Carmel Overview For Group Travelers
Carmel Group Attractions
There are plenty of things to do and places to see for groups traveling to Carmel.
Explore top attractions our experts recommend.
Visit Carmel Walks.
Check out Tor House and Hawk Tower.
Don't miss San Carlos Borromeo de Carmelo Mission.
Click here to start planning your trip now.
About Carmel
Though a Mecca for tourists, Carmel retains the charm and unhurried pace of its roots as an artist's colony. Stroll the quaint streets brimming with art galleries and dine on world-class cuisine in casually elegant surroundings.
Carmel Districts
Pebble Beach--Famed as the site of the
Pebble Beach Country Club and Resort and Spyglass Hill golf courses, and home to the yearly AT&T Celebrity Golf Tournament (where huge crowds await Bill Murray's schtick), Pebble Beach has what may be one of the finest stretches of coast on the Monterey Peninsula. Craggy shoreline, crashing surf and cypress groves mark the spot where Portola landed in 1769 on his first, fruitless expedition to find Monterey. Pebble Beach has long been the enclave of the very top tier of country club society.
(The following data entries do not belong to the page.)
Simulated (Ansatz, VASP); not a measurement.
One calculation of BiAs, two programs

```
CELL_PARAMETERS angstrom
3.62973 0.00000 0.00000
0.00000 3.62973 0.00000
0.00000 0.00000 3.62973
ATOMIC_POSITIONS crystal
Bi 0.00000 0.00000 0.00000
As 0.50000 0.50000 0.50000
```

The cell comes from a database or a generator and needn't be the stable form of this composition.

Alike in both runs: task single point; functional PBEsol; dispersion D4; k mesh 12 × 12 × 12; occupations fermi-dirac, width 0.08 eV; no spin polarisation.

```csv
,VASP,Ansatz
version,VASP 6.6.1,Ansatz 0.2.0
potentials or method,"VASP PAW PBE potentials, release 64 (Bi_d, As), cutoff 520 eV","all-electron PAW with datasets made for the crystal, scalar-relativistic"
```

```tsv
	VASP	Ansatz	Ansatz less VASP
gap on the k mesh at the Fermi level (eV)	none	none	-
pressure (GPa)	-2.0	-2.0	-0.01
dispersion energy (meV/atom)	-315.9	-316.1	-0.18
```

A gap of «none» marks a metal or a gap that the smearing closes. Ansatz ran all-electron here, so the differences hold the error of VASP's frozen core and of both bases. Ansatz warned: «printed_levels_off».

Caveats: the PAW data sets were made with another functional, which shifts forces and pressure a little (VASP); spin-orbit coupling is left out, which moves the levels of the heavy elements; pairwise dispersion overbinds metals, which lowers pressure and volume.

CarmelCarmel takes quality-of-life matters very seriously, which is why you will see no neon signs, telephone poles or street numbers on houses, and may be scolded by a perfect stranger if you are seen eating in the street. Affluent Carmel preserves its idyllic gracefulness with a stern propriety one might associate with Martha's Vineyard. In spite, or perhaps because of this, the town, known far and wide for exclusive gift shops, award-winning restaurants and secluded resort hotels, has been a popular tourist destination for more than a century. That the city fathers remain so adamantly opposed to the intrusions of the late 20th century (to say nothing of the 21st) has inevitably brought them into conflict with development-minded area businessmen. It was just this that swept Mayor Clint Eastwood into office (his intent on loosening the stricture over business permits of the sort needed for his
Hog's Breath Inn restaurant). Mr. Eastwood has served his term and stepped away from Carmel politics, although he remains a Carmel resident.
Carmel History
Human habitation of the Monterey Peninsula dates back some 3,500 years. The Ohlones to the north and the Chumash to the south led a peaceful, subsistence-based existence, enjoying the area's temperate climate and abundant resources. Spain laid claim to the entire California coast in 1542; it was explorer Sebastian Vizcaino who discovered Monterey Bay 60 years later. Having had the area named after him, the Viceroy of Mexico Gaspar de Zuniga y Acevedo, was enthusiastic about its further exploration. He was replaced, however, in 1603. Vizcaino was subsequently fired, and the King's orders for him to return to Monterey with colonists were quietly shelved. It was not for another 168 years that Gaspar de Portola, the Spanish governor of Baja California, established the first mission (under the direction of Father Junipero Serra) and presidio in Monterey. (So rosily inaccurate were Vizcaino's descriptions of the Bay's features, that it took Portola two expeditions to finally locate it.)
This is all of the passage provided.